# Point Estimation

Let $X_{1}..X_{n}$ be a random sample from a distribution with cdf $F\left(\left.\cdot\right|\theta\right)$ where $\theta\in\Theta$ is unknown.

A point estimator is any function $\omega\left(X_{1}..X_{n}\right)$.

Notice that a point estimator is a statistic. This does mean that it too is a random variable: For different random samples, we will obtain different point estimators.

We call the realized value of an estimator (i.e., the value of the statistic applied to the realized values of a random sample) as an estimate.

Clearly, a good estimator will be close to $\theta$ in some probabilistic sense. Finally, an estimator cannot use the true value of $\theta$ itself.

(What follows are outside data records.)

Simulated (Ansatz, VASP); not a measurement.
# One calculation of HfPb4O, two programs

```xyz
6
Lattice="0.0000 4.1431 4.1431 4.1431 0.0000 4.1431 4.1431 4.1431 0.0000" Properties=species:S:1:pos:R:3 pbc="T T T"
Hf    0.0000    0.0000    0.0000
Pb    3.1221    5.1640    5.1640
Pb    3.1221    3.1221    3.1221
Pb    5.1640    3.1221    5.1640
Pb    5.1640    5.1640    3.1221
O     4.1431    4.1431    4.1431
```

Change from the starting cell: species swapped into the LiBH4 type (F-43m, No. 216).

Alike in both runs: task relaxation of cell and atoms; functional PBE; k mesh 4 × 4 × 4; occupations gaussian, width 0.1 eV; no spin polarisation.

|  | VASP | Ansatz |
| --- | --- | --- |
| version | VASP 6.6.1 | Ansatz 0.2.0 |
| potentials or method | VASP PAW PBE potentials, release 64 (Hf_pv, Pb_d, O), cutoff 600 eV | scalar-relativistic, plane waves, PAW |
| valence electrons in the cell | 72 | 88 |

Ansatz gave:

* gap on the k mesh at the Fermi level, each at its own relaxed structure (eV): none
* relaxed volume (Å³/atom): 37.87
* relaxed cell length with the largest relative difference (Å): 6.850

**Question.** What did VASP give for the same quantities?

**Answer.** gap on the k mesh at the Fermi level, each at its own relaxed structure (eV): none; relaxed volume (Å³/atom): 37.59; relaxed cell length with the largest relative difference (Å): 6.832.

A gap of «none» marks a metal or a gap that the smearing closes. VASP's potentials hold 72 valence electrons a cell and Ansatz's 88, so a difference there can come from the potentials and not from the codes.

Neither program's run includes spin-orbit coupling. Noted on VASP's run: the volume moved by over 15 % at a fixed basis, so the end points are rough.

We consider two methods for point estimation: The method of moments and maximum likelihood.

# Method of Moments

## Example: Bernoulli

We start with an example. Suppose $X_{i}\sim Ber\left(p\right)$, where $p\in\left[0,1\right]$ is unknown.

The method of moments operates by equaling sample moments to population moments. To estimate $p$, we might equal the sample moment $\overline{x}$ with the population moment $E\left(X\right)=p$. In this case, we obtain the method of moments estimator, $\widehat{\theta}_{MM}=\widehat{p}_{MM}$ (we use $\widehat{}$s to refer to estimators) by writing the moment equation $E\left(X\right)=p$ by replacing the moment $E\left(X\right)$ by its sample analogue $\overline{x}$, and replacing parameter $p$ by the estimator $\widehat{p}_{MM}$ to obtain $\overline{x}=\widehat{p}_{MM}$.

In other words, the method of moments estimate for $p$ is the proportion of observed 1s ($\overline{x}$) in the sample. Sometimes, the parameter of interest does not equal $E\left(X\right)$, in which case we would have to have solved the last equation w.r.t. $\widehat{p}_{MM}$.

## Method of Moments

Let $X_{1}..X_{n}$ be a random sample from a distribution with pmf/pdf $f\left(\left.\cdot\right|\theta\right)$, where $\theta\subseteq\Theta\subseteq\mathbb{R}$ is unknown.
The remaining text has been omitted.